There had been reports linking the 34-year-old with South African clubs, but Mwaruwari told Standardsport that he was still to decide on his future and when he does that, his family would always come first.
“I am a free agent and will be making a decision on which club to join in the next two weeks. However, it will be the biggest decision of my life as I have to consider the future of my children.
“Obviously one would not want to leave his family behind and I have always moved with them wherever I go. They are happy in England and I do not think they would like to move.”

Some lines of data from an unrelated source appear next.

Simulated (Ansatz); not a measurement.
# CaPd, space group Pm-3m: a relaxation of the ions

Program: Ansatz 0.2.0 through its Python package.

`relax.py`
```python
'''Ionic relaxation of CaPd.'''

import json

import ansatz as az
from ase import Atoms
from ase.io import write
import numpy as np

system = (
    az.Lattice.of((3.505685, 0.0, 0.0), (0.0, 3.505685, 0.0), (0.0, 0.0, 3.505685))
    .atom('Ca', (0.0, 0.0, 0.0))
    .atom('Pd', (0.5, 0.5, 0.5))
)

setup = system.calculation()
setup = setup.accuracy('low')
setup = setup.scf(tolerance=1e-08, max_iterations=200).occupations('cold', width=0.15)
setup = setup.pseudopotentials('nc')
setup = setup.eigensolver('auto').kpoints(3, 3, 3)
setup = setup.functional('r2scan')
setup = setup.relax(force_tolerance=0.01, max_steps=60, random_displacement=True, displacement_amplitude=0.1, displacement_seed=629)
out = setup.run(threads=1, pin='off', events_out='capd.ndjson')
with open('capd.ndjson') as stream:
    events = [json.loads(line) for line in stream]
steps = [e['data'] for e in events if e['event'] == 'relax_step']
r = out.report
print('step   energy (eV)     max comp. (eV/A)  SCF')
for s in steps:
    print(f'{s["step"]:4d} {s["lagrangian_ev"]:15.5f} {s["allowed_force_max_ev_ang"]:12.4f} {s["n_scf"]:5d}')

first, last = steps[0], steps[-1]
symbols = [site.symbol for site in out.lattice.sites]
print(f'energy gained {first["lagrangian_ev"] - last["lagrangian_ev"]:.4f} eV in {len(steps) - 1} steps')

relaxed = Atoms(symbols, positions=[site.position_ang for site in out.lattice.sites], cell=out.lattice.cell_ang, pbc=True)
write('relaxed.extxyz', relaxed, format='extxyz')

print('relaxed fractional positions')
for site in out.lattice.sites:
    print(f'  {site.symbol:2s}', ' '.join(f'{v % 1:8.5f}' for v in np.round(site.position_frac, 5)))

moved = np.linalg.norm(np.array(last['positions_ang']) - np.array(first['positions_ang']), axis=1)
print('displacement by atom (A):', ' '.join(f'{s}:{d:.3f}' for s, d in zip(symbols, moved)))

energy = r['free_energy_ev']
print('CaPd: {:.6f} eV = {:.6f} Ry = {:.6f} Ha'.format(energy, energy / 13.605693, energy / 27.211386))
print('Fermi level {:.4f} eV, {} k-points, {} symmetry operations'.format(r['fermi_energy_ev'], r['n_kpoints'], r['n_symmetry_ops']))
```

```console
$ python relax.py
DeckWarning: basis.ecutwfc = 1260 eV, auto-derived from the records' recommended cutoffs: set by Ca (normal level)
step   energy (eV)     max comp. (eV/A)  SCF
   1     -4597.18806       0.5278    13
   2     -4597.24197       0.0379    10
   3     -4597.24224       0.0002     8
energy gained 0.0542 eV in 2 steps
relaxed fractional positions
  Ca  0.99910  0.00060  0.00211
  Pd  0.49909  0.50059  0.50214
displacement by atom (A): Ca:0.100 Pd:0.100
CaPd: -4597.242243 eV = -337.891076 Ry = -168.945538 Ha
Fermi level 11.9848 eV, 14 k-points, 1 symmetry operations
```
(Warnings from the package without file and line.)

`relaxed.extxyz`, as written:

“Besides, I also want them to attend the best schools. I know there are good schools in Zimbabwe and South Africa, but I want them to study in England. This is what will determine where I will play. I have heard people talking about me joining Kaizer Chiefs, but no club has approached me as yet. I have been busy organising the testimonial match. Maybe from next week, my phone will start ringing,” he said.
Mwaruwari has four kids — Prudence, who is doing form one, Benjani (Jnr), who is in grade three, Bellisima, who is grade one and three-year-old Berrenice — with his South African wife Nomatemba.
Mwaruwari, who has seen action at several European clubs which include FC Grasshoppers, AJ Auxerre, Portsmouth, Manchester City and Blackburn Rovers, said he was also still to decide on when to retire from football.
“I do not want to say six months or two years. It is never a question of money because as professionals, we have to plan for the future. When the right time comes, I will tell you,” he said.
He also revealed that the Benjani Mwaruwari Foundation would have its first intake in 2017.
“We expect the Benjani Mwaruwari Foundation project to be complete in five years’ time. We will be targeting players from the age of seven, but we will not put them in the academy. Players over the age of 11 are the ones who will be staying at the academy,” he said.
Mwaruwari also talked about his relationship with Peter Ndlovu, whom he reportedly fought with in a Warriors camp.
“People just blow things out of proportion. We might differ, but we are not enemies at all. Remember he was there at the testimonial match,” he said.
The former Zimbabwe captain also paid tribute to his former coaches whom he said played a significant role in his career.
“I have worked under a number of good coaches. They were all like fathers to me. Talk of Guy Roux, Jomo Sono, Mark Hughes and Harry Redknapp. They played a key part in my career,” he said.
On his international career, Mwaruwari regrets not having won anything notable with the Warriors.
“I am happy with my career as I have managed to play for more than 12 years outside Zimbabwe. However, I would have wanted to score more goals for the Warriors’ which did not happen,” he said.
As a parting shot, he urged the youngsters to desist from drugs and work hard.